Monday, October 19, 2009

White Space Networking with Wi-Fi like Connectivity

This paper describes a MAC protocol for Wi-Fi-like whitespace networking ("WhiteFi"). The primary challenge is to choose and maintain choices of channels that avoid interference with existing users of the channel. To achieve this goal the hardware structure of a WhiteFi node includes both a scanner that drives a software-defined radio (used for access point detection and to detect ‘incumbents’ of channels) as well as a Wi-Fi-like radio.

To assign channels, the authors measure the utilization of each 6MHz frequency range and the number of active access points on each. Based on this, they estimate the share of bandwidth each node can expect receive and send these measurements to the access point. The AP choses a channel by aggregating these measurements (after taking into account which channels are used by incumbents seen by any end host or the AP).

To allow devices to quickly switch channels after incumbents are detected, a backup channel to which the AP listens (using its scanner radio) and clients fall back to in quiet periods is used.

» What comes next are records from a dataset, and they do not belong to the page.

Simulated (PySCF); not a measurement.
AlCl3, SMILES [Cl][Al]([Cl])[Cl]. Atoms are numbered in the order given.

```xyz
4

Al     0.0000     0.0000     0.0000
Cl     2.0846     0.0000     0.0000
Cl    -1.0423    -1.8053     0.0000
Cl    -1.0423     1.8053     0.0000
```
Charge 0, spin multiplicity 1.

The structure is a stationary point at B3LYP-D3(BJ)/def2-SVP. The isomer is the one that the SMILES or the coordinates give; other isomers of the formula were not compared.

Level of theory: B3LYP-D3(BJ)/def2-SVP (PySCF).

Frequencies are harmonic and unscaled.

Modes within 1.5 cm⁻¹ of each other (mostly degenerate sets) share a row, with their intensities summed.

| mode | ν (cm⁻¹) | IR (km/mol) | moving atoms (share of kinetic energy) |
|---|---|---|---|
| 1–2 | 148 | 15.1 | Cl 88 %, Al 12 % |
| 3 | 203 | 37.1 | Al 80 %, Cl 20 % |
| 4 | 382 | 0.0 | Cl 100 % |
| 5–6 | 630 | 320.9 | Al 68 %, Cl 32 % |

The authors evaluated their active channel detection, AP discovery, and channel switching speed on an (apparently two-node) prototype deployment. They evaluated their channel selection algorithm in simulation and showed that it appeared to perform close the optimum in the presence of simulated background traffic, spatial variation.

Disappointingly, the authors don't appear to evaluate the effects their channel switching will have on end users. On their only experiment on the real testbed with this issue (Fig. 14) shows that there appears to be some serious throughput penalty when channel switching must occur, and from their evaluation it is not clear what effect that would likely have on transport protocols.